How about the football aspect of things?
We haven’t even hardly touched on that yet.
Lance, as a player, is fascinating to watch and try to evaluate. North Dakota State ran an offense that accentuated his strengths. In 17 starts for the team, Lance threw the ball an average of 19 times per game while the team ran the ball 45 times per game.
Justin Fields’ offenses at Ohio State averaged 45 runs per game as well (roughly) in his two seasons as the starter, but he averaged closer to 28/29 pass attempts per game.
The 19 throws per game for Trey Lance is a low figure, but it also proved to be a path to success recently for Josh Allen, who required plenty of patience for the Buffalo Bills.
Although Allen is considered a major outlier in terms of his huge leap as a passer (dead least in the league in completion percentage to an MVP candidate overnight), he was able to help the Buffalo Bills get to the postseason with his playmaking ability as both a passer and runner.

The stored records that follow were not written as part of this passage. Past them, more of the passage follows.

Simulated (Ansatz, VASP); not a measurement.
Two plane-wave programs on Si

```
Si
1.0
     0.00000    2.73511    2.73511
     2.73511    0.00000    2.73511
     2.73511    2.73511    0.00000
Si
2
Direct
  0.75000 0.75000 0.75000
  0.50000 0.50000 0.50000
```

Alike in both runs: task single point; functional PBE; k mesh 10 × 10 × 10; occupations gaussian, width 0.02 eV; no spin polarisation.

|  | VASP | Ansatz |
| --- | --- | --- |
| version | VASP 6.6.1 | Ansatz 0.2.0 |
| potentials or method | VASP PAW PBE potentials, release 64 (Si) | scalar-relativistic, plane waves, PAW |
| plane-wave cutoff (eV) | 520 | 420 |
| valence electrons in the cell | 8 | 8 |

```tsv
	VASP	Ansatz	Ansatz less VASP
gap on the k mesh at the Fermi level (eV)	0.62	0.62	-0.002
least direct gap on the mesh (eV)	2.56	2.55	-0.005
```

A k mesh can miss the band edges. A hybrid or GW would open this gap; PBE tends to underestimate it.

Even if you consider the possibility that Lance could be dead last in the league in completion percentage and still help the Broncos to the playoffs, isn’t that ultimately where everyone wants the team to be?
Again, whether it’s Lock or Lance, returning to the playoffs is goal number one. If the Broncos do it with both guys on the roster, who cares who is the one to get it done?
There is nothing more valuable on an NFL roster than a quarterback. The old adage if you have two quarterbacks you have none is not applicable in this instance because it only applies if you have two guys who are proven to be below-average options.
At this point, Trey Lance and Drew Lock should both be considered options with upside at the game’s most valuable position.
Lance has proven he has elite arm talent and he is unquestionably the best running quarterback in this draft. Yes, that includes Justin Fields. Lance is the premier option when it comes to making plays with his legs.
Even as a passer, Lance put throws on tape that are outstanding. Much has been made of the talent discrepancy at North Dakota State compared to other schools, and there’s no denying that NDSU has been an FCS powerhouse. With that being said, Lance could only make lemonade with the ingredients he was provided.
He showed he can put the ball on a rope and be accurate to all levels of the field. He showed he can go through progressions. He showed areas of weakness as well or poor judgment despite having zero interceptions in 2019 (he threw a pick in NDSU’s showcase game in 2020), but Lance’s talent is too tantalizing to be hung up on his mistakes at the age of 19.